In this small blog post I will talk about when to use a time series database and why to use InfluxDB for this.
But first of all I need to explain what time series data is.
Time series data is data where the time aspect is the most important characteristic. This means every data record contains a timestamp. Time series doesn’t mean the data is always ingested sequentially. The time intervals can be at regular or irregular intervals.
Examples of time series data are:
- Sensor data from IoT sensors.
- Metrics from monitored IT systems.
- Click data from users in web sites.
Basically time series data contains, next to the time stamp, a key (which is a string) and one or more values (which are numbers, but also can be a string).
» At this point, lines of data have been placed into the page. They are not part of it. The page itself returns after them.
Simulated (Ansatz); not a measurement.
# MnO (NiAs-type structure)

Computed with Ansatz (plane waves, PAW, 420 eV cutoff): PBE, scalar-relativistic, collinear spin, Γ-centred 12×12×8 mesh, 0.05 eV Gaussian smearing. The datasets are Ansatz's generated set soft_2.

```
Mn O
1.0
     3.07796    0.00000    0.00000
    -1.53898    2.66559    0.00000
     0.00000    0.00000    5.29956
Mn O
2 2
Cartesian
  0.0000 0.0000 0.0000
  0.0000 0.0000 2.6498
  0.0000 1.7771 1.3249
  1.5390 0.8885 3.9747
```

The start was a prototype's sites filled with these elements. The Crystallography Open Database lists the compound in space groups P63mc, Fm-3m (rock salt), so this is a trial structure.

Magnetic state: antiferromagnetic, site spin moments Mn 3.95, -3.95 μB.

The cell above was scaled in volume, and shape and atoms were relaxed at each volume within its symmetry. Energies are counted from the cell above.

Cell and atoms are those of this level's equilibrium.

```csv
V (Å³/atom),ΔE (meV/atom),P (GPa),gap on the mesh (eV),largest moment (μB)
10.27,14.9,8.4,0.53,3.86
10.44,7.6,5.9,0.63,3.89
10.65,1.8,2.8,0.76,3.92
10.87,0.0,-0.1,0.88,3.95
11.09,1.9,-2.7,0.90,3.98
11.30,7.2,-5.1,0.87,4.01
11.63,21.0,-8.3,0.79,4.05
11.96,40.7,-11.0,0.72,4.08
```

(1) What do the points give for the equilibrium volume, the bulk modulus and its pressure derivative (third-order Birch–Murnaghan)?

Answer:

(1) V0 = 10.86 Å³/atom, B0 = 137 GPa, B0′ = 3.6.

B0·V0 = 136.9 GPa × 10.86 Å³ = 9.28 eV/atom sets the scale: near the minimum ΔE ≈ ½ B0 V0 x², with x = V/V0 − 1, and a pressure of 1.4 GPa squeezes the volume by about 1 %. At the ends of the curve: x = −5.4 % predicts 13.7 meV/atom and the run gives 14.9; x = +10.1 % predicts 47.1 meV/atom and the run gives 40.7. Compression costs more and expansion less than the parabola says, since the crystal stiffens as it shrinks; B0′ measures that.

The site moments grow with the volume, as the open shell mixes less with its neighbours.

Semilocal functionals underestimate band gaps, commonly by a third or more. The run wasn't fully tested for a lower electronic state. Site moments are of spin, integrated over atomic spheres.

Another characteristic of time series data is that usually each data point is new or is interpreted as new. This reflects the data source characteristic: sensor data from IoT sensors or performance metrics don’t need an update.
When the amount of data is very high and we also need to query for specific time periods than regular databases like the relational or even the NoSQL types can’t cope with this pace: a new type of database is needed: A time series database.
Time series database characteristics
Time series database don’t have the concept of prescriptive table definitions. The comparison fits the best with a NoSQL database (https://en.wikipedia.org/wiki/NoSQL). The big difference is that each record in a time series database has a timestamp as explained in the previous paragraph. Also the concept of primary key applies (some user defined fields and a timestamp).
For all other fields the column definition is determined by the field type of the first written data record!
The database will check this and will reject the record when this is violated.
When new fields are added later (by just sending new data containing these new fields), than these fields are added automatically and will be available as null value for all older data.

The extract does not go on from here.